I have a data processing job wirtten in Spark-Scala.
I do a join on data from 2 data files (CSV files) and do data
transformation on the resulting data. Finally load the transformed data
into phoenix table using Phoenix-Spark plugin.
On seeing that Phoenix-Spark plugin goes through regular HBase write path
(writes to WAL), i'm thinking of option 2 to reduce the job execution time.

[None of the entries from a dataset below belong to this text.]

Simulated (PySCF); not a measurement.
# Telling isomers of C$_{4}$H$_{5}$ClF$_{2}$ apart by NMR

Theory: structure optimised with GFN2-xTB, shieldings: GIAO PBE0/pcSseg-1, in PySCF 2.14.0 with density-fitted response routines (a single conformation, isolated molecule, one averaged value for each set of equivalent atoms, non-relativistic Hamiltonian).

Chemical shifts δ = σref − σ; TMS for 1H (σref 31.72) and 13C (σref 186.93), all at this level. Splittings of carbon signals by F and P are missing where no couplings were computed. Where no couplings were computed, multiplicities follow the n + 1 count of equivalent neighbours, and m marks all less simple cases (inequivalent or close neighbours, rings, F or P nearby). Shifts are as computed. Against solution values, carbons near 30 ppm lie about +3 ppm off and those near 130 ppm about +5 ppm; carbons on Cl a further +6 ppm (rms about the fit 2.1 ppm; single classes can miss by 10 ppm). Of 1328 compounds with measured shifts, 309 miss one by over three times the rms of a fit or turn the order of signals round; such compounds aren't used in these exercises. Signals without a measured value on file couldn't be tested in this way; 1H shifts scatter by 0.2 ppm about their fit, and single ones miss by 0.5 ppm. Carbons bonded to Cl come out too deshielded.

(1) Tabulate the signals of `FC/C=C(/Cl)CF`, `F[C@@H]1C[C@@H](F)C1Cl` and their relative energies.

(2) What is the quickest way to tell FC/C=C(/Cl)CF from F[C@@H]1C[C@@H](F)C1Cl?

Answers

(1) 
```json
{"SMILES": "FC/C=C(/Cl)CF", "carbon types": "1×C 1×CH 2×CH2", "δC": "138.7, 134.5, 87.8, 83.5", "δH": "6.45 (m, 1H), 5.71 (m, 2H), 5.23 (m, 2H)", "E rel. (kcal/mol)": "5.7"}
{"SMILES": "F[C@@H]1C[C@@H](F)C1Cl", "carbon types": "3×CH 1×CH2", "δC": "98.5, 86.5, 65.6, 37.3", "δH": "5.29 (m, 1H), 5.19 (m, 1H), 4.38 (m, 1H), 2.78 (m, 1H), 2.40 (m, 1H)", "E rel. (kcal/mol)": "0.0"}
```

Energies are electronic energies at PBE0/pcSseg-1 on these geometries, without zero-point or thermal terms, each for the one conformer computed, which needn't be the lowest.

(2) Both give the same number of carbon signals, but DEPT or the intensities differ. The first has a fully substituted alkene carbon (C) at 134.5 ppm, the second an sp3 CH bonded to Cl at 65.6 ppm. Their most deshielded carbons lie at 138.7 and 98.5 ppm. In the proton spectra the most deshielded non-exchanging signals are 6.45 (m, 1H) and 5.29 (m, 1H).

*Option 2:* Do data transformation in Spark and write the transformed data
to a CSV file and use Phoenix CsvBulkLoadTool to load data into Phoenix
table.

Has anyone tried this kind of exercise? Any thoughts.

Thanks,
Vamsi Attluri

On Tue, Mar 15, 2016 at 9:40 PM Ravi Kiran <ma...@gmail.com>
wrote:

> Hi Vamsi,
>    The upserts through Phoenix-spark plugin definitely go through WAL .
>
>
> On Tue, Mar 15, 2016 at 5:56 AM, Gabriel Reid <ga...@gmail.com>
> wrote:
>
>> Hi Vamsi,
>>
>> I can't answer your question abotu the Phoenix-Spark plugin (although
>> I'm sure that someone else here can).
>>
>> However, I can tell you that the CsvBulkLoadTool does not write to the
>> WAL or to the Memstore. It simply writes HFiles and then hands those
>> HFiles over to HBase, so the memstore and WAL are never
>> touched/affected by this.
>>
>> - Gabriel
>>
>>
>> On Tue, Mar 15, 2016 at 1:41 PM, Vamsi Krishna <va...@gmail.com>
>> wrote:
>> > Team,
>> >
>> > Does phoenix CsvBulkLoadTool write to HBase WAL/Memstore?
>> >
>> > Phoenix-Spark plugin:
>> > Does saveToPhoenix method on RDD[Tuple] write to HBase WAL/Memstore?
>> >
>> > Thanks,
>> > Vamsi Attluri
>> > --
>> > Vamsi Attluri
>>
>
> --
Vamsi Attluri

Re: Does phoenix CsvBulkLoadTool write to WAL/Memstore

Posted by Ravi Kiran <ma...@gmail.com>.
Hi Vamsi,
   The upserts through Phoenix-spark plugin definitely go through WAL .


On Tue, Mar 15, 2016 at 5:56 AM, Gabriel Reid <ga...@gmail.com>
wrote:

> Hi Vamsi,
>
> I can't answer your question abotu the Phoenix-Spark plugin (although
> I'm sure that someone else here can).
>
> However, I can tell you that the CsvBulkLoadTool does not write to the
> WAL or to the Memstore. It simply writes HFiles and then hands those
> HFiles over to HBase, so the memstore and WAL are never
> touched/affected by this.
>
> - Gabriel
>
>
> On Tue, Mar 15, 2016 at 1:41 PM, Vamsi Krishna <va...@gmail.com>
> wrote:
> > Team,
> >
> > Does phoenix CsvBulkLoadTool write to HBase WAL/Memstore?
> >
> > Phoenix-Spark plugin:
> > Does saveToPhoenix method on RDD[Tuple] write to HBase WAL/Memstore?
> >
> > Thanks,
> > Vamsi Attluri
> > --
> > Vamsi Attluri
>

Re: Does phoenix CsvBulkLoadTool write to WAL/Memstore

Posted by Gabriel Reid <ga...@gmail.com>.
Hi Vamsi,

I can't answer your question abotu the Phoenix-Spark plugin (although
I'm sure that someone else here can).

However, I can tell you that the CsvBulkLoadTool does not write to the
WAL or to the Memstore. It simply writes HFiles and then hands those
HFiles over to HBase, so the memstore and WAL are never
touched/affected by this.

- Gabriel


On Tue, Mar 15, 2016 at 1:41 PM, Vamsi Krishna <va...@gmail.com> wrote:
> Team,
>
> Does phoenix CsvBulkLoadTool write to HBase WAL/Memstore?
>
> Phoenix-Spark plugin:
> Does saveToPhoenix method on RDD[Tuple] write to HBase WAL/Memstore?
>
> Thanks,
> Vamsi Attluri
> --
> Vamsi Attluri